Apple (AAPL) Releases iOS 7 Update to Fix Security Bugs

NEW YORK (TheStreet) - Apple  (AAPL) has released iOS 7.0.2, its second update to the refreshed operating system since it was made publicly available on Sept. 18.

Overlooked during beta testing, the bug allowed the ability to call non-emergency numbers, access the phone's stored photos and interact with saved social networks, all without inputting the phone's password.

The first software update, iOS 7.0.1, fixed a bug which denied users the ability to make iTunes store purchases using the Touch ID feature on the iPhone 5s.

A number of iPhone  users took to Apple's discussion boards to complain the new operating system causes motion sickness due to zoom animation. There is no option as yet to disable this functionality.

Chinese Web site ZOL has leaked images of a gold iPad Mini, suggesting the next generation will follow the iPhone 5s's color scheme. 

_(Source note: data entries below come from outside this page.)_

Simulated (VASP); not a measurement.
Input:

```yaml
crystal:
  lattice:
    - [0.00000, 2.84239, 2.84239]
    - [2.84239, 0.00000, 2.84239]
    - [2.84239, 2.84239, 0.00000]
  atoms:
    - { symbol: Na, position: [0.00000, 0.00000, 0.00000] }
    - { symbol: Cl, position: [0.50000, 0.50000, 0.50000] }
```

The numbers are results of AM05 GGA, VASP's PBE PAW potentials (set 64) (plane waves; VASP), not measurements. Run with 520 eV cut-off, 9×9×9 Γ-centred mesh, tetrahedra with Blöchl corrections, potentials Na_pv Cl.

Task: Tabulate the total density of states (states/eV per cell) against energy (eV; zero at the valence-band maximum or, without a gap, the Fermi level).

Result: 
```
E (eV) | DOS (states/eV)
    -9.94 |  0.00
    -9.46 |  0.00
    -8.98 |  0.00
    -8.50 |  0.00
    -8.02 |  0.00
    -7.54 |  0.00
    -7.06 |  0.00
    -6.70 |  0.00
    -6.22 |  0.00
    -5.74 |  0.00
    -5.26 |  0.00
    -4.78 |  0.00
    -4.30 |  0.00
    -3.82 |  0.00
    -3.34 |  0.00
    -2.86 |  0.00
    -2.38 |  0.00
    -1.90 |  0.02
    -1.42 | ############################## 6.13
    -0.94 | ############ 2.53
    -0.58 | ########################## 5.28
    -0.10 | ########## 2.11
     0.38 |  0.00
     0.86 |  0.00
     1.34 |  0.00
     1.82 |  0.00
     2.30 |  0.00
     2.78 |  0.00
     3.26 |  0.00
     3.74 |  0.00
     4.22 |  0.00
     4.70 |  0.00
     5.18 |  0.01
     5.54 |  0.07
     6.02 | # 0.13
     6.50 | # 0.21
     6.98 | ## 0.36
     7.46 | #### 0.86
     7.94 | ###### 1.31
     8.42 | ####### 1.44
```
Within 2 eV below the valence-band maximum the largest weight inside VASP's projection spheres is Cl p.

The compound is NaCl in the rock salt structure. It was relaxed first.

Apple shares were trading 0.7% lower to $482.95 as of 12:20 p.m. EST. Trading volume is lower than usual with 3.67 million shares having changed hands compared to the one-month average trading volume of 14.58 million. Overall, Apple is lagging the S&P 500 which is down 0.35%. 

TheStreet Ratings team rates Apple as a Buy with a ratings score of B+. TheStreet Ratings Team has this to say about their recommendation:

"We rate Apple a BUY. This is driven by some important positives, which we believe should have a greater impact than any weaknesses, and should give investors a better performance opportunity than most stocks we cover. The company's strengths can be seen in multiple areas, such as its revenue growth, largely solid financial position with reasonable debt levels by most measures, expanding profit margins and notable return on equity. We feel these strengths outweigh the fact that the company has had lackluster performance in the stock itself."

Highlights from the analysis by TheStreet Ratings Team goes as follows:
  • AAPL's revenue growth has slightly outpaced the industry average of 0.8%. Since the same quarter one year prior, revenues slightly increased by 0.8%. This growth in revenue does not appear to have trickled down to the company's bottom line, displayed by a decline in earnings per share.
  • AAPL's debt-to-equity ratio is very low at 0.14 and is currently below that of the industry average, implying that there has been very successful management of debt levels. To add to this, AAPL has a quick ratio of 1.54, which demonstrates the ability of the company to cover short-term liquidity needs.
  • 41.67% is the gross profit margin for Apple which we consider to be strong. Regardless of AAPL's high profit margin, it has managed to decrease from the same period last year. Despite the mixed results of the gross profit margin, AAPL's net profit margin of 19.53% compares favorably to the industry average.
  • Current return on equity is lower than its ROE from the same quarter one year prior. This is a clear sign of weakness within the company. When compared to other companies in the Computers & Peripherals industry and the overall market, Apple's return on equity exceeds that of the industry average and significantly exceeds that of the S&P 500.
  • Apple's earnings per share declined by 19.8% in the most recent quarter compared to the same quarter a year ago. This company has reported somewhat volatile earnings recently. We feel it is likely to report a decline in earnings in the coming year. During the past fiscal year, Apple increased its bottom line by earning $44.16 vs. $27.67 in the prior year. For the next year, the market is expecting a contraction of 11.6% in earnings ($39.05 vs. $44.16).